Database Glossary

Database Glossary

·

11 min read

Databases involve a variety of important terms and concepts that are crucial for understanding how data is stored, managed, and accessed

Basic Concepts

  1. Database:

    • An organized collection of data, generally stored and accessed electronically from a computer system.
  2. DBMS(Database Management System):

    • Software that interacts with end users, applications, and the database itself to capture and analyze data. Examples include MySQL, PostgreSQL, Oracle, and MongoDB.
  3. Schema:

    • The structure of a database, defined in a formal language supported by the DBMS. It includes the tables, fields, relationships, views, indexes, and other elements

Data Models

  1. Relational Models

    • Organizes data into tables(relations) with rows and columns. Each table represents an entity, and each row represents a record.
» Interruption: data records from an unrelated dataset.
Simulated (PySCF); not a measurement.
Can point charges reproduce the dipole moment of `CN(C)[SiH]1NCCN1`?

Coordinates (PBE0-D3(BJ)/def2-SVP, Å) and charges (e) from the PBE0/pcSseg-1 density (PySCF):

    • SQL(Structured Query Language) is used to interact with relational databases

  2. NoSQL

    • A broad class of database systems that are not relational. NoSQL databases can be document-based, key-value stores, wide-column stores, or graph databases

    • Examples: MongoDB(document), Redis (key-value), Cassandra(wide-column), Neo4j (graph)

Key Concepts

  1. Table:

    • A collection of related data entries in a relational database, consisting of rows and columns
  2. Row(Tuple):

    • A single record in a table, representing a single data item.
  3. Column (Attribute):

    • A single field in a table, representing a data attribute
  4. Primary Key:

    • A unique identifier for a row in a table, ensuring that each record can be uniquely identified
  5. Foreign Key:

    • An attribute in a table that creates a link between two tables. It corresponds to the primary key in another table
  6. Index:

    • A database object that improves the speed of data retrieval operations on a table. It is created on one or more columns of a table

Transactions and Concurrency

  1. Transaction:

    • A unit of work that is performed against a database. It is often a sequence of operations performed as a single logical unit of work

    • ACID Properties

      • Atomicity: Ensures that all operations within a transaction are completed; if not the transaction is aborted

      • Consistency: Ensures that the database remains in a consistent state before and after the transaction

      • Isolation: Ensures that transactions are securely and independently processed at the same time without interface

      • Durability: Ensures that the results of a completed transacition are permanently stored in the database.

  2. Locking:

    • Mechanism to control concurrent access to data in a database. Locks can be applied to rows, pages or tables to ensure data integrity
  3. Dead Lock:

    • A situation where two or more transactions are waiting for each other to release locks, resulting in a standstill for long time

Database Design

  1. Normalization:

    • The process of organizing the fields and tables of a relational database to minimize redundancy and dependecy. Normal forms(1NF, 2NF, 3NF, etc..)
  2. Denormalization:

    • The process of adding redundancy to a database design to improve read performance at the cost of write performance and data integrity
  3. ER Model(Entity-Relationship Model):

    • A data modeling techinque used to visualize the database structure. It involves entities (objects) and relationship between them

Advanced Concepts

  1. Replication:

    • The process of copying and maintaining database objects, such as tables in multiple database instances to ensure data availability and reliability

  2. Sharding

    • The practice of partioning data across multiple databases to improve perfromance and scalibilty

  3. Partioning:

    • The division of a database or its components into smaller, more manageable pieces called partitions

  4. Backup and Recovery

    • Techniques for creating copies of the database to proect against data loss and for restoring the database to consistent state after a failure
  5. ETL(Extract, Transform, Load):

    • A prcoess in data warehousing that involves extracting data from different sources, transforming it into a suitable format, and loadiing it into a data warehouse

Normalization in Depth

Normalization is a systematic approach to organizing data in a database to reduce redundancy and improve data integrity. It involves dividing large tables into smaller, related tables and defining relationships between them. The process of normalization is guided by various normal forms, each addressing specific issues related to data redundancy and dependency. Here is an in-depth look at normalization, from basics to advanced concepts.

Basics of Normalization

1. First Normal Form (1NF):

  • Definition: A table is in 1NF if all columns contain only atomic (indivisible) values, and each column contains values of a single type.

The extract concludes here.